Various analyses suggest that there is no magic formula for achieving profitability.

There are only two ways to invest successfully. The first is to be a fortune-teller and the second is to be disciplined. This is the conclusion that emerges from a cold analysis of historical data, and it is borne out by the daily observations of those of us who are dedicated to achieving superior returns.

What is the main problem? The problem is that most investors confuse being a soothsayer with having `ideas´. If you pretend to have ideas about the future, you are playing fortune teller, and since that is impossible, you are ultimately investing in the same way as gambling in a casino, but under the guise of having a “strategy”. This is the main source of loss of return in any asset class, especially those with higher risk/reward and therefore higher dispersion of returns, such as venture capital or private equity in general.

One of the world’s most respected venture capital managers – I won’t mention his name because it’s not public – recently produced a very interesting analysis. I’ll try to explain it briefly: this manager invests in early-stage technology start-ups, to which he devotes about fifty per cent of his investment capacity. Then he focuses the other fifty per cent on the best ones. The latter is what we call follow-on investment. The companies that receive follow-on investments typically account for twenty per cent of the total number of companies that were initially invested in. Well, they took all the historical investments they had made, more than a hundred, and did the following simulation: what would have happened if, instead of making follow-on investments only in the best twenty per cent of their investees, they had spread it equally across all of them? In other words, they would not have stopped to think about which were the winners in their portfolio but would have made follow-on investments in all of them equally without worrying about it. The result was surprising: the total return of their portfolio did not change significantly. But the conclusion is valuable. Not even a manager with the most experience and the best reputation in the market can distinguish between winners and losers in a portfolio that he himself oversees because he sits on the board. Truly surprising, but above all, humbling.

Although it has nothing to do with the previous example, this one is even more surprising because it is also very much in vogue: market timing. In other words, the manager’s ability to choose the best times to enter (or exit) positions in certain types of assets. In this case, the analysis is more thorough. This is a study carried out by the University of Oxford and Chicago Booth University, led by Professor Jenkinson in 2019. In this study, they analysed the real cash flows of the private equity and venture capital portfolios of more than three thousand American and European investors in the period between 1998 and 2018. The study sought to understand whether and by how much the returns on these portfolios would have differed under different market timing strategies.
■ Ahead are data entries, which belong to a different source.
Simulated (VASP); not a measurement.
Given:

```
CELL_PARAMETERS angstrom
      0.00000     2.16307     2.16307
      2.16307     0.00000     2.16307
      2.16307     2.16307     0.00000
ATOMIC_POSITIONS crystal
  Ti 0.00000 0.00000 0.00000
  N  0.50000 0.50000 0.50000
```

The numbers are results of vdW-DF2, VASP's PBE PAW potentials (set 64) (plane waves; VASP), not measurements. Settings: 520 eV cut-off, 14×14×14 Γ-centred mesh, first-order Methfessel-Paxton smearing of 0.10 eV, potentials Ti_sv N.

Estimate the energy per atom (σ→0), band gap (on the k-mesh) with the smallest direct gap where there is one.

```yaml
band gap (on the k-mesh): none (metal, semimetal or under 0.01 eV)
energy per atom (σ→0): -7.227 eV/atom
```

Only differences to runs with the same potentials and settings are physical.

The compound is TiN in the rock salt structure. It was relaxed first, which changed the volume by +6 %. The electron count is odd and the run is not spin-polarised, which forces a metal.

They simulated seven scenarios: investing uniformly over several years, investing with perfect timing (guessing the future), investing with the worst timing (being an ashen man), and various “ideas” based on concentrating investments according to market timing (e.g. when the stock market is rising or falling, or when fundraising is rising or falling). Again, the result was surprising. Leaving aside the guessing scenario, the best scenario turned out to be investing in a consistent and disciplined way in all periods, although similar to investing when the cycle is down (again, guessing because it is impossible to know for sure). Another humbling experience.

The investor should therefore listen more to the data and less to the market noise, have a disciplined and coherent strategy and not deviate too much from it. Any other way of investing will negative result unless you are very lucky.